As tear gas flew, Dominican lawmakers approve higher taxes
SANTO DOMINGO.- After four hours of intense debate into Tuesday evening and tear gas canister fired outside, the Chamber of Deputies passed 107 to 74, in the first roll call and without amendments the proposed tax reform in which the government aims to raise an additional RD$46.0 billion (US$1.2 billion).
Among the new taxes figure all goods below US$200 bought on the internet; some types of literature, printed materials, newspapers and magazines.
Most types of sausages will not pay sales tax.
The new law will continue the 1% tax on financial assets until December 31, 2013, and also keeps the 10% rate for telecomm services; the 1% tax to the value of vehicles will start in 2014, while a 1% tax will be levied on all real estate assets of individuals that exceed RD$6.5 million.
The property transfer tax was left at 3% on the renewable energy law, which established a 75% exemption from income, but was reduced to 40%, while the 8% increase on the aviation fuel avtur was lowered to 6.5%.
Beauty salons, hairdressers and informal businesses will not be taxed, except those with a purchase volume higher than RD$ 50,000 monthly, which will pay RD$12,000 per year.

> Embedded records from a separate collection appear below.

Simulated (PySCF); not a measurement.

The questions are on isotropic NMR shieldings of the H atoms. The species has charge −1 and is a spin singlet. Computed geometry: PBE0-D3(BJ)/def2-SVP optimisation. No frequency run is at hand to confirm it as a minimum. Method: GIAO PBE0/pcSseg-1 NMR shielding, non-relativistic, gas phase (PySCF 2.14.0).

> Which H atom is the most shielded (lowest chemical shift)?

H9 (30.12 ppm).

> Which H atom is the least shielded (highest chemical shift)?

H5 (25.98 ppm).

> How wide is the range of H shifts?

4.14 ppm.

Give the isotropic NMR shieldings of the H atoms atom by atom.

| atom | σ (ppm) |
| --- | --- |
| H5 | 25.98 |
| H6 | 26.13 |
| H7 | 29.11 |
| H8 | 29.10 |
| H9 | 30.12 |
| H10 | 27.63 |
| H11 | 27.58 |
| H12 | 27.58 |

Local sales by free zones will be taxed at 3.5%; the mandatory tip in restaurants will remain at 10%; CO2 emissions from vehiles will pay a tax of 0.1, 2 and 3%.
While the deputies debated the bill, hundreds of people called by social organizations and opposition parties gathered outside Congress to protest the legislation.
After the session, police fired tear gas at the crowds that stood firm and waited for the lawmakers to leave the premises.